Trusts and Inheritance Tax

Trusts are sometimes used to reduce the value of an estate for the purposes of mitigating Inheritance Tax.

When you die, your estate (the total value of money, shares, trusts, property, and any other assets less any debts you leave behind) may be subject to Inheritance Tax of 40% (36% if 10% of estate is left to charity) on the value that's over the nil-rate threshold of £325,000.

Fortunately, there are ways to legally reduce the impact of inheritance tax on your estate, including using trusts to transfer your taxable assets out of your possession into trust for the (eventual) benefit of a loved one, a group of loved ones, an institution you have an affinity with or a charity that you care about.
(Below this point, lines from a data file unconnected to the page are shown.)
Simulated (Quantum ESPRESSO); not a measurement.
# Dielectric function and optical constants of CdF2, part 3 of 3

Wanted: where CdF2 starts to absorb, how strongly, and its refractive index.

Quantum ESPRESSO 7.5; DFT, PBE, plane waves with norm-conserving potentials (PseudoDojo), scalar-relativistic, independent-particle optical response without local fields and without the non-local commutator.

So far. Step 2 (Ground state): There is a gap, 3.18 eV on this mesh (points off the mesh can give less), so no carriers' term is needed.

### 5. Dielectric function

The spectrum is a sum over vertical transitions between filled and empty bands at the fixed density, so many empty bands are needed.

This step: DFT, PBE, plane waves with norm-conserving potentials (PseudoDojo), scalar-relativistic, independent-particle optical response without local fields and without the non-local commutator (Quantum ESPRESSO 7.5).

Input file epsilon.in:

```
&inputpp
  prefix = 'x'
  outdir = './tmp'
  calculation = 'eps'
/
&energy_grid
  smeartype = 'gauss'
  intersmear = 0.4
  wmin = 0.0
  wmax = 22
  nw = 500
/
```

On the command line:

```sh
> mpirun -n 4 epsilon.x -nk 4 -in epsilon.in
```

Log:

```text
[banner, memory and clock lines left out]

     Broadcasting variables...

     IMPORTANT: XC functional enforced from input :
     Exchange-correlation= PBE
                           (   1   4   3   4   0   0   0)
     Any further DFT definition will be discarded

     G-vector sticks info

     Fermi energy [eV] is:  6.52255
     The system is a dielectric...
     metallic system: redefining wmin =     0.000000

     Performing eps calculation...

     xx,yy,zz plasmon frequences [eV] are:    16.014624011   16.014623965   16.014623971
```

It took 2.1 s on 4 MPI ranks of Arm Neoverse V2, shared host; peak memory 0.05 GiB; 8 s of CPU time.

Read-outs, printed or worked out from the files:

How can I use trusts to reduce my Inheritance Tax bill?

Putting assets into a trust means that they no longer belong to you, so they won't usually be counted as part of your estate when you die if the gift was made more than seven years before. Using trusts in this way to reduce the value of your estate before you die will mean that your Inheritance Tax bill is also reduced.

Some assets held in trust are unconditionally exempt from IHT, such as property held abroad that is owned by the trustees and settled by someone who was permanently living outside the UK at the time of making the settlement. The rules regarding excluded property are very complex. Certain types of trust may also be exempt; for example if you place assets into trust for the beneficiary who is a bereaved minor.

Situations where using trusts do not reduce Inheritance Tax

  • Some inheritance tax may be payable when you transfer the assets into a trust that totals more than £325,000. If the tax is paid by the trustees during the settlor's lifetime, this tax is reduced to 20%.
  • If the settlor (or donor – see what is a trust) dies within seven years of making a transfer into a trust, and the total value of all transfers and gifts made in that period exceeds the nil-rate threshold; IHT may be payable up to 40%, as with other assets. For this reason, it is important to start planning ahead as early as you can.
  • Assets held in a trust such as money, shares, or property can also incur complicated ongoing Inheritance Tax liabilities. The main situations when Inheritance Tax is due are: when assets are transferred into a trust; when a trust reaches a 10-year anniversary of when it was set up (there are 10-yearly Inheritance Tax charges); when assets are transferred out of a trust (known as ‘exit charges’) or the trust ends; when someone dies and a trust is involved when sorting out their estate.

Next steps

If you think that your estate will be worth more than the £325,000 IHT threshold when you die, you should start planning ahead as soon as possible. The rules around inheritance tax and trusts are complicated, and the right option for you will depend on your individual circumstances.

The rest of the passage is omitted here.